Nigeria accused HSBC of money laundering after an analyst working for the lender said that a second term for President Muhammadu Buhari may stall economic recovery in Africa’s biggest oil producer.
“What killed Nigeria’s economy in the past was the unbridled looting of state resources by leaders, the type which was actively supported by HSBC,” presidential spokesperson Garba Shehu said in a statement.
A bank that “continued until a few months ago to shield the stolen funds of one of the leaders of the Nigerian Senate has no moral right whatsoever” to criticise Buhari, he said.
Nigerian investigations revealed that HSBC had laundered more than $100m for Sani Abacha - a military dictator who died in 1998 - in Jersey, Paris, London and Geneva, Shehu said. A spokesperson for HSBC declined to comment.

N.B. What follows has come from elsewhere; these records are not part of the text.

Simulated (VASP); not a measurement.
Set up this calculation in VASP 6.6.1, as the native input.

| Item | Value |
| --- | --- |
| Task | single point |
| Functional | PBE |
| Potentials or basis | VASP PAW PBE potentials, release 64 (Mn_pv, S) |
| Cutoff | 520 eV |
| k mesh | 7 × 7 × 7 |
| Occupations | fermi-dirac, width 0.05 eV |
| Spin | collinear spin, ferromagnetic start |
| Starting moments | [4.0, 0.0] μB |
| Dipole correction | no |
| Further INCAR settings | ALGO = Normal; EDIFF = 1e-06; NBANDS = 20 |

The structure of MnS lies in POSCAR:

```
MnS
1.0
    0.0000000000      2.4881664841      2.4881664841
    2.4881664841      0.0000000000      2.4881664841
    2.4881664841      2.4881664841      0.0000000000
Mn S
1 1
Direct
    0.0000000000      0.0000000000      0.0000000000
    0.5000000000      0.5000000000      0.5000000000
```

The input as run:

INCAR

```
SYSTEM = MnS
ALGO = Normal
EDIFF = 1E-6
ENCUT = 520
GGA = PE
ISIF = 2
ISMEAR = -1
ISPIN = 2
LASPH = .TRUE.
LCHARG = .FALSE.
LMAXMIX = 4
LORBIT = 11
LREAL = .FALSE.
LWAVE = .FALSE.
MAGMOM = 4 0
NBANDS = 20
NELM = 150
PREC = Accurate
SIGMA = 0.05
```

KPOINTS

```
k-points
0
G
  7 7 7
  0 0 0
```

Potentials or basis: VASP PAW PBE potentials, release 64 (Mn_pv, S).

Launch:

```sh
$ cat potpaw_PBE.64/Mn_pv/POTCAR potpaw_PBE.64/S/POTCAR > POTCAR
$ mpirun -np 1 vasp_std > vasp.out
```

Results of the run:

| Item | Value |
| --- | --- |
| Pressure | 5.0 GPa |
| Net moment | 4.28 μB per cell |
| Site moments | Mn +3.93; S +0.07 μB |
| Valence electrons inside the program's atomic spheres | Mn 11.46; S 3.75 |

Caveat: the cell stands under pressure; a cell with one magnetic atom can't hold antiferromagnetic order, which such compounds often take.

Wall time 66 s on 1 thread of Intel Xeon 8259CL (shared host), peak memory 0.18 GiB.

Nigeria’s allegations against the London-based lender come almost two months after it published a research note saying that a win for Buhari in February’s elections “raises the risk of limited economic progress and further fiscal deterioration, prolonging the stagnation of his first term.”
The note was written by David Faulkner, a Johannesburg-based economist, on July 18, but was only widely publicized in Nigeria last week.
‘50 other Nigerians’
“With the coming of President Buhari, it is not a secret that corruption, corrupt individuals, banks and other corporate entities that aided corrupt practices are under investigation for various offenses,” Shehu said in the statement. HSBC “is also suspected in the laundering of proceeds of corruption involving more than 50 other Nigerians.”
The Nigerian government is facing intense criticism of its economic management in the run up to the elections and several ruling-party lawmakers have defected to the opposition. Nigeria was battered by the 2014 slump in crude prices and its economy is still struggling.
The main opposition People’s Democratic Party said on September 12 that HSBC’s research showed a Buhari victory “portends grave danger” for the country.
“With the incoming election everybody is on edge and any analysis that is used to sway negative public opinion will be squashed as quickly as possible,” said Michael Famoroti, an economist at Lagos-based Vetiva Capital Management.
“It’s possible the government is right in its claim but it completely missed the point because the issue HSBC raised had nothing to do with criminal or non-criminal activity. What is seen from their comments is that they don’t have the answers to the criticisms raised by HSBC.”
Regulators have long accused the world’s biggest banks of helping manage the illicit fortune amassed by Abacha, who ruled Nigeria from 1993 until his death. In 2001, a UK financial watchdog said 15 lenders showed “significant control weaknesses” in handling $1.3bn linked to him and his associates.
In 2014, the US Department of Justice froze more than $458m in funds allegedly generated through corruption hidden in bank accounts - including at HSBC, Citigroup and Deutsche Bank - in what it described as the “largest kleptocracy forfeiture action” in its history.
HSBC has a representative office in Nigeria’s commercial capital of Lagos, but doesn’t operate a full banking unit in the country, unlike rivals such as Citigroup and Standard Chartered.